The son, who observed his father's dedication, determination and continued disappointment in his honorable attempts at achieving success; the young man who grew to resent and despise the wealthy population whom he clearly blamed for the distress they consistently caused his father through their corporate manipulation; the young Walter T. Shaw, whose early exposure with organized crime led to a career that awarded him the lifestyle his father only could dream about. With that same determination, passion and drive he learned from his father, the young Walter soon became a ringleader and one of the most celebrated jewel thieves in history. The wealth and lifestyle the young Walter achieved from his involvement with organized crime, which he so wanted to share with his father, is ultimately what caused their separation and later Walter Jr.'s imprisonment. It is this man's great desire to give back to society his father’s legacy!

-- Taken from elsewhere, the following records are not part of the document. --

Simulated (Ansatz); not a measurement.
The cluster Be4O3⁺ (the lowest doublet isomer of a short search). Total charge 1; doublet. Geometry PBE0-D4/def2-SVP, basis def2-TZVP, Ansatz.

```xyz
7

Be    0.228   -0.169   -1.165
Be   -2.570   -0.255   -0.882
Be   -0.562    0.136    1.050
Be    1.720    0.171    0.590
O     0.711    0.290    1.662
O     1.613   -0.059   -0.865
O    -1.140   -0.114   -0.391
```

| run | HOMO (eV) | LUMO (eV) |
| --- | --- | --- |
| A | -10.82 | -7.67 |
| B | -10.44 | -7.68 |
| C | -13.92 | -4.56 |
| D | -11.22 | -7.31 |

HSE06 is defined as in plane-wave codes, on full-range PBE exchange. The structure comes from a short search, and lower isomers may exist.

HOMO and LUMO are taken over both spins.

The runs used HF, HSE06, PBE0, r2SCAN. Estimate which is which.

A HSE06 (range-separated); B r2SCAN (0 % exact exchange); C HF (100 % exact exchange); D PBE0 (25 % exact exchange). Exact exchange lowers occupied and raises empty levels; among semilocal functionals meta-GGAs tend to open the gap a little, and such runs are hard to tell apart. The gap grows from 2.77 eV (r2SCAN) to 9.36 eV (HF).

Walter T. Shaw maintains that it should have been his father who became famous. Although Shaw Sr. died penniless, he invented and patented numerous telephonic breakthroughs including the speakerphone, conference calling, call-forwarding and even the “Red Phone” used by the Eisenhower Administration to contact the Kremlin. However, as a systems engineer for Bell, the most powerful monopoly of that time, he was stopped from marketing his inventions.
Shaw Sr., desperate for money, turned to the mafia and designed the “black box” that allowed Mob bookmakers to make toll-free, untraceable calls. However, it was this device that landed Shaw Sr. in front of a Senate subcommittee and Robert F. Kennedy, for which he was later convicted.
Watching in anger as his father was under Senate investigation for organized crime, Walter T. Shaw, then 12, was comforted by an unlikely figure; New York mob boss Carlo Gambino. He whispered to Walter, “The only difference between us and these politicians, judges and senators, is they have a license to steal and we don't need one.”